More sanely debloating wifi aggregates

Wed Dec 12 04:08:11 EST 2012

It is my intent to start working harder on wifi issues next year.

Regardless of how much I care about fixing APs, the biggest user of
linux based wifi is android, so it makes sense to be hacking on that,
rather than the crappy iwl chip in most of my machines. (I have ath9k
cards, tho)

I'm getting an android tablet for christmas (any recommendations?
Obviously Cyanogenmod is going to have to be supported... What wifi
chipsets are in use?)

Anyway, besides smashing all the extra wifi tx buffering in the stack
and instituting sane drop policies and something fq_codel-like there,
as well as paying attention to station ids and classification and a
few other things important on an AP but not on a client, I came up
with a idea for dealing with rx de-aggregation which seems simpler to
implement initially and will lead towards the tx goal eventually.

Basically, it's adding SFQ to the de-aggregation step in the rx path.

What happens currently is that an entire rx aggregate (up to 42
packets) is decoded, and then dequeued in strict FIFO order, and then
shipped "elsewhere", usually at a speed far higher than the arrival
rate of the wifi link. No queue forms at the egress link as Linux is a
strict pull-through stack, so you can't do any work on the egress side
that is useful. However, that pesky aggregate exists...

To explain the possible advantage of SFQ'ing the aggregate before it
is delivered elsewhere, I'll use an example.

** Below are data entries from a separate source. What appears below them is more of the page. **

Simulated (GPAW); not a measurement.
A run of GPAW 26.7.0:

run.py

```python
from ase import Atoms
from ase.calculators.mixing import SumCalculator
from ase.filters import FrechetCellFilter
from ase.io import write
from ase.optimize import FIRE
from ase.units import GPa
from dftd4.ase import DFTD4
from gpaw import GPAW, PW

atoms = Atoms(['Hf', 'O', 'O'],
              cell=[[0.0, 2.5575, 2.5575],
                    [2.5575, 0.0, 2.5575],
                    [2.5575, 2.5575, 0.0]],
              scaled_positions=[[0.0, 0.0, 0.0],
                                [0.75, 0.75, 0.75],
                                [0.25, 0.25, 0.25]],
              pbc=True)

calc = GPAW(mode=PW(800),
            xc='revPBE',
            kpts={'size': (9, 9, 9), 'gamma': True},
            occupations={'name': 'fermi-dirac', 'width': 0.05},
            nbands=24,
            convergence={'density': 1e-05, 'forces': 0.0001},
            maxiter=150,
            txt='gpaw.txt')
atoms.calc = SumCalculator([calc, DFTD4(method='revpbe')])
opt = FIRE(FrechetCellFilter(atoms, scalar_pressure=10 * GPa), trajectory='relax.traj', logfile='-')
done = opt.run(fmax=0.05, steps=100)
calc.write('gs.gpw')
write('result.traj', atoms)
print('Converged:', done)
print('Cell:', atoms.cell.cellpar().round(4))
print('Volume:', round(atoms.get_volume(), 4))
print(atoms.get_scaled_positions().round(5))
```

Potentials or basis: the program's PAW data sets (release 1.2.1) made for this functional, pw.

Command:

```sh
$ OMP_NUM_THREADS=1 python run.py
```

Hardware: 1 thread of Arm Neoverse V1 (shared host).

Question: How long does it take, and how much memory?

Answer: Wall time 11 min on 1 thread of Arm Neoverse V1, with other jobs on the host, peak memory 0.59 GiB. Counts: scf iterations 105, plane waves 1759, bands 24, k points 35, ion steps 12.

1 big flow, 1 small flow, 1 ping and 1 DNS packet arrive via an
aggregate in that order. The 30 packets of the big flow are dequeued
first, and shipped to the local TCP server, which responds immediately
with a ton of large packets, scaling up according to slow start or
whatever phase of the TCP algorithm it's in. The small flow gets 10
packets out and a ton of packets back. The ping then arrives, and then
the DNS packet. Now the behavior on the receiving side is that it now
builds up a queue that is fairly large, long before the small flow,
ping and dns packet arrive, so they are starved to share the link, and
multiple aggregates have to be scheduled and shipped long before the
ping arrives. And we're already familiar with the over buffering in
the tx path.

An alternative is SFQ dequeuing the aggregate. Now, 1 packet each from
the 4 flows depart in round robin order. The ping, small flow, big
flow, and DNS packet (with a little lookup latency but hopefully
pretty fast) all manage to get packets out and back, so they can be
scheduled in the next string of tx aggregates.

(Thanks to the rrul test and a zillion benchmarks of wifi under
various scenarios I have a good mental picture of what's happening
today in aggregates, and bidirectional throughput is generally quite
compromised by them be-ing dequeued in fifo order)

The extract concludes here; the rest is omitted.